Environmental Engineering and Sciences

Project Title #1: Ontogenetic Effects on PCB Biomagnification in Georgia Coastal Food Web
Department:
Environmental Engineering Sciences
Faculty Mentor: Christine Angelini, christine.angelini@essie.ufl.edu
Ph.D. Student Mentor(s): Kimberly Prince, kprince@ufl.edu
Terms Available:
Fall
Student Level: Sophomore, Junior, Senior; 1 student in the fall
Prerequisites:  none
Credit:  0-3 credits via EGN 4912; Research credits or stipend support will be considered after one semester of time in the lab
Stipend: Research credits or stipend support will be considered after one semester of time in the lab
Application Requirements: Basic online application, resume, brief paragraph summarizing research interests; Email one pdf file with all application requirements to Kimberly Prince, Kprince@ufl.edu  Application Deadline: July 1 for fall term
Website:  http://www.angeliniecologylab.com
Project Description: This project assesses how Polychlorinated biphenyls (PCB) accumulation in predators may shift as a result of changes in their trophic position and the complexity of the network of prey species they consume as they progress from early to mature developmental stages. Thus I am proposing to test the relationships between predator ontogenetic stages, trophic position, prey network properties, and PCB accumulation using the red drum in salt marshes as a model system. This project encompasses both fieldwork and laboratory studies to assess how the network structure of the local food web influences the rate at which this highly persistent contaminant biomagnifies. Sampling will be conducted July-November 2016 on outgoing tide in Dean creek, Oakdale creek, and Blackbeard creek off of Sapelo Island, a known PCB contaminated region. This project provides the opportunity for an undergraduate to gain experience both in the field and the lab. Responsibilities include assisting with sample collection in the field (red drum and associated prey items), prepping sample tissue in the lab and recording data. The undergraduate will be educated in the operation of a seine net, hook and line fishing gear, gut content extraction and analysis, homogenization of fish/invertebrate tissue, as well as develop skills in boating, and in the lab, such as the ability to analyze and pay attention to detail as well as organizational skills, manual dexterity in operating lab equipment. On average, an estimated 12 – 13 hours a week, however, field season may be more time intensive.

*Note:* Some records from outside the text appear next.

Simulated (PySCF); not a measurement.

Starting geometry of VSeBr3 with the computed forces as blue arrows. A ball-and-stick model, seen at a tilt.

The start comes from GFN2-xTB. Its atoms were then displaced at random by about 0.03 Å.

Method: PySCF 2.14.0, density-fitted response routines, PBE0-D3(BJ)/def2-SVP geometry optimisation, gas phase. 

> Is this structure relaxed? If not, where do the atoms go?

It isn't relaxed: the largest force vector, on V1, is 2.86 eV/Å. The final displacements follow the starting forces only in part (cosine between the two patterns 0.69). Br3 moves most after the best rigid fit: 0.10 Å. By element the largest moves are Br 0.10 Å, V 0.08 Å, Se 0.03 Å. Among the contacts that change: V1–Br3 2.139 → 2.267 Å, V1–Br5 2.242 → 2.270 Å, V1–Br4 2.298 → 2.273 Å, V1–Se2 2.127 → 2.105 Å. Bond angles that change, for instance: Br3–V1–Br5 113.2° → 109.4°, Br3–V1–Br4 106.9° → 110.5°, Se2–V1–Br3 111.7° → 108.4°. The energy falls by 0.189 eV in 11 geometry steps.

Project Title #2: Reengineering Living Shorelines to Halt Erosion and Restore Coastal Habitat Functioning in High-Energy Environments
Department:
Environmental Engineering Sciences
Faculty Mentor: Christine Angelini, christine.angelini@essie.ufl.edu
Ph.D. Student Mentor(s): Ada Bersoza, acbersoza@ufl.edu
Terms Available:
Fall, Spring, Summer
Student Level: Freshman, Sophomore, Junior, Senior; 1 student per term
Prerequisites:  none
Credit:  0-3 credits via EGN 4912; Research credits will be considered after one semester of working in the lab
Stipend: Stipend support will be considered after one semester of working in the lab
Application Requirements: Resume, statement of research interest, interview with Ph.D. mentor; email one pdf file with all application requirements to Ada Bersoza, acbersoza@ufl.edu
Application Deadline:
September 12
Website:  http://www.angeliniecologylab.com
Project Description: Loss of salt marshes and oyster reefs is a problem in estuaries worldwide. This problem is particularly alarming along high-energy coastlines. To reduce wave energy, resource managers have used living shorelines, but thus far, these efforts have been unsuccessful in high-energy environments. This project utilizes engineering and ecological approaches to optimize the design of living shoreline structures across an energy gradient in the Guana Tolomato Matanzas NERR. Responsibilities include assisting in the preparation and construction of the living shoreline structures, monitoring oyster spat recruitment at the experimental sites, and assisting in field work as needed. On average, this position has a time commitment of 8 to 10 hours per week.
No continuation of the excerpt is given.